How Apache Airflow Optimizes Complex Workflows in DataWeave’s Technology Platform

How Apache Airflow Optimizes Complex Workflows in DataWeave’s Technology Platform

13th May, 2020

Rahul Ramesh

By Rahul Ramesh

As successful businesses grow, they add a large number of people, customers, tools, technologies, etc. and roll out processes to manage the ever-increasingly complex landscape. Automation ensures that these processes are run in a smooth, efficient, swift, accurate, and cost-effective manner. To this end, Workflow Management Systems (WMS) aid businesses in rolling out an automated platform that manages and optimizes business processes at large scale.

While workflow management, in itself, is a fairly intricate undertaking, the eventual improvements in productivity and effectiveness far outweigh the effort and costs.

At DataWeave, on a normal day, we collect, process and generate business insights on terabytes of data for our retail and brand customers. Our core data pipeline ensures consistent data availability for all downstream processes including our proprietary AI/ ML layer. While the data pipeline itself is generic and serves standard workflows, there has been a steady surge in customer-specific use case complexities and the variety of product offerings over the last few years.

A few months ago, we recognized the need for an orchestration engine. This engine would serve to manage the vast volumes of data received from customers, capture data from competitor websites (which can range in complexity and from 2 to 130+ in number), run the required data transformations, execute the product matching algorithm through our AI systems, process the output through a layer of human verification, generate actionable business insights, feed the insights to reports and dashboards, and more. In addition, this engine would be required to help us manage the diverse customer use cases in a consistent way.

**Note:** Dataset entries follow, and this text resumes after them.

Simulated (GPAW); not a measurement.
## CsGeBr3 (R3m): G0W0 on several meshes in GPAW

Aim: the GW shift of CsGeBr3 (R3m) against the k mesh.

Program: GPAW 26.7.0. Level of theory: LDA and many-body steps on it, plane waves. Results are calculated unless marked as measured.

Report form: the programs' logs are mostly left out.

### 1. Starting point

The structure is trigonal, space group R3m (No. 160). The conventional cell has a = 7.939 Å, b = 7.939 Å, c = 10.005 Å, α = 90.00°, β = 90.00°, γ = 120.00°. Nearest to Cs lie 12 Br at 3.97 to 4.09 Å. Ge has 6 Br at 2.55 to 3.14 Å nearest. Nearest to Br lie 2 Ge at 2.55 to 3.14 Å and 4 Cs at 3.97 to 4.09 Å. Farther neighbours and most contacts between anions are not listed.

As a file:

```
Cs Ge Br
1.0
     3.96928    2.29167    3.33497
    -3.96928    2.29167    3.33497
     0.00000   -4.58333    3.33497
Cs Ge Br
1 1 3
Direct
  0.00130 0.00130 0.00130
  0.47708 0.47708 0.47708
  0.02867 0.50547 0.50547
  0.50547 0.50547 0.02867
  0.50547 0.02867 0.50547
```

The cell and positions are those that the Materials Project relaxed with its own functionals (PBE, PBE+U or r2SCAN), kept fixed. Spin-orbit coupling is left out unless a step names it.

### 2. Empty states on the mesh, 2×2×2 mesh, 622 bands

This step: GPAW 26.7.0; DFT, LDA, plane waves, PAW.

As a result, we launched a hunt for a suitable WMS. We needed the system to satisfy several criteria:

  • Ability to manage our complex pipeline, which has several integrations and tech dependencies
  • Extendable system that enables us to operate with multiple types of databases, internal apps, utilities, and APIs
  • Plug and play interfaces to execute custom scripts, and QA options at each step
  • Operates with all cloud services
  • Addresses the needs of both ‘Batch’ and ‘Near Real Time’ processes
  • Generates meaningful feedback and stats at every step of the workflow
  • Helps us get away with numerous crontabs, which are hard to manage
  • Execute workflows repeatedly in a consistent and precise manner
  • Ability to combine multiple complex workflows and conditional branching of workflows
  • Provides integrations with our internal project tracking and messaging tools such as, Slack and Jira, for immediate visibility and escalations
  • A fallback mechanism at each step, in case of any subsystem failures.
  • Fits within our existing landscape and doesn’t mandate significant alterations
  • Should support autoscaling since we have varying workloads (the system should scale the worker nodes on-demand)

On evaluating several WMS providers, we zeroed in on Apache Airflow. Airflow satisfies most of our needs mentioned above, and we’ve already onboarded tens of enterprise customer workflows onto the platform.

In the following sections, we will cover our Apache Airflow implementation and some of the best practices associated with it.

DataWeave’s Implementation

Components

Broker: A 3 node Rabbit-MQ cluster for high availability. There are 2 separate queues maintained, one for SubDags and one for tasks, as SubDags are very lightweight processes. While they occupy a worker slot, they don’t do any meaningful work apart from waiting for their tasks to complete.

Meta-DB: MetaDB is one of the most crucial components of Airflow. We use RDS-MySQL for the managed database.

Controller: The controller consists of the scheduler, web server, file server, and the canary dag. This is hosted in a public subnet.

Scheduler and Webserver: The scheduler and webserver are part of the standard airflow services.

File Server: Nginx is used as a file server to serve airflow logs and application logs.

Canary DAG: The canary DAG mimics the actual load on our workers. It runs every 30 minutes and checks the health of the scheduler and the workers. If the task is not queued at all or has spent more time in the queued state than expected, then either the scheduler or the worker is not functioning as expected. This will trigger an alert.

Workers: The workers are placed in a private subnet. A general-purpose AWS machine with two types of workers is configured, one for sub-DAGs and one for tasks. The workers are placed in an EC2-Autoscaling group and the size of the group will either grow or shrink depending on the current tasks that are executed.

Autoscaling of workers

Increasing the group size: A lambda is triggered in a periodic interval and it checks the length of the RMQ queue. The lambda also knows the current number of workers in the current fleet of workers. Along with that, we also log the average run time of tasks in the DAG. Based on these parameters, we either increase or decrease the group size of the cluster.

Reducing the group size: When we decrease the number of workers, it also means any of the workers can be taken down and the worker needs to be able to handle it. This is done through termination hooks. We follow an aggressive scale-up policy and a conservative scale-down policy.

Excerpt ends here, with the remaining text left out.